Relationships are hard, y’all. Anyone who tells you differently is either lying or they aren’t actually emotionally invested in the relationship at all.

I said what I said.

Which is not to say they’re hard all the time, but you know. It’s not always easy.

This girl is finding out that struggles can unexpectedly come out of nowhere now that a friend has become a boyfriend, and everyone is going out to have fun without her.

So me and my boyfriend, C, have the same friend group. There’s 5 guys and 3 girls including myself who are all dating guys in this group. For context I was introduced to the group 4 years ago and I started dating C over a year ago. He joined a year before we dated. Anyway onto the story.

They’ve all been friends for awhile, and OP is closer to the guys than the girls, but still, they don’t want to invite her along – because if she did, all the girls would be invited.

And no, it’s not every couple of months. It’s all the time.

So the boys in my friend group have started a thing called “guys night” where they go out and do everything we all do together but without us girls. Here’s the thing- ALL of my friends are the boys. I don’t know the girls in the group too well and while I have friends outside the group I’m no where near as close with them as I am this group.

They say they need to “spend some quality time with their friends” and that if I went they’d have to invite their girlfriends. And it’s not every so often, it’s every 2 weeks on a Saturday, which is the one day I can go out. So basically while my boyfriend goes out with all my friends I have to be stuck at home by myself. And what’s worse is when we all do hang out they constantly bring up stuff that happened on guys night saying “you had to be there”.

This had been going on months.

She got upset when he was giddy about another night out, and refused to take her along or just spend the night with her instead without even thinking about it.
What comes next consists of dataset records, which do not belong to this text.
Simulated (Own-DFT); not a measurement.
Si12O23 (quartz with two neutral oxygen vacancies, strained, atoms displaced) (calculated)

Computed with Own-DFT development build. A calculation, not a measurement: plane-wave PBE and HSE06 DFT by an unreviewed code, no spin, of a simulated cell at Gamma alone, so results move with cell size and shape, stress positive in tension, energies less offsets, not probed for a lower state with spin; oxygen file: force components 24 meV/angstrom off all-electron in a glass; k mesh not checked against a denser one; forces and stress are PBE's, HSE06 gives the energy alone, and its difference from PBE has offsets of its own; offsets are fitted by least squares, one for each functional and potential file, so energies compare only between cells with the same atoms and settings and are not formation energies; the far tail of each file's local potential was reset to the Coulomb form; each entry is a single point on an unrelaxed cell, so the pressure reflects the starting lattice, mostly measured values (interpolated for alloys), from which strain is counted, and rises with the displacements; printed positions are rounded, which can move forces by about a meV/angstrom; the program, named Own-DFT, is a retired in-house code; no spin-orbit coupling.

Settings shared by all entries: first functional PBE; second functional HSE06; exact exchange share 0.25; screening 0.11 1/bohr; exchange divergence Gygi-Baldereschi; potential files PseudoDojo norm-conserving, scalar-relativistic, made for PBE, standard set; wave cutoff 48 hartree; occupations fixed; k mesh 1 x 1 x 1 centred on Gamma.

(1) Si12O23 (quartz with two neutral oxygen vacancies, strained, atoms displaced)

Last night my boyfriend came over to mine from guys night really happy and was texting his friends when I asked him why I couldn’t go. He made a vague gesture at my chest and crotch saying I wasn’t a guy. I then asked him why he couldn’t skip it to spend the night with me and he rolled his eyes. I lost it.

I started crying and screaming at him calling him an asshole for allowing me to be completely isolated when I’ve told him how shitty it is. He ended up leaving and called me a bitch.

He’s staying with one of our friends who’s saying I was being the AH for yelling at him that way. The girls all agree with me though and I don’t know if I should apologise.

OP made an edit to explain that she’s not being possessive, and it’s fine if her boyfriend has hobbies, she just doesn’t want to constantly be excluded because she’s not a dude.

EDIT: I feel like everyone is confusing what I’m saying. I’m not mad he has his own hobbies- that’s amazing!! I’m just upset that I’m being excluded because of my gender from my friends who I introduced him to. I’ve been told explicitly this by him and his friends. Also we don’t live together and I only see him a few times a week.

And another one to say it’s not like he’s deprived or always working or anything.

EDIT 2: I should also add my boyfriend sees all his friends during the week but they schedule guys night on the one night I can go out. As I said in a comment I see him 2-3 times a week and he sees them at least 4 times, 5 on guys night. I see my friends once a fortnight.

TLDR: boyfriend goes out with my friend group while excluding me completely. I lost it at him and now I’m being called an AH

My gut reaction is that there are tons of red flags and this girl is not wrong, and there are plenty of commenters who agree with me.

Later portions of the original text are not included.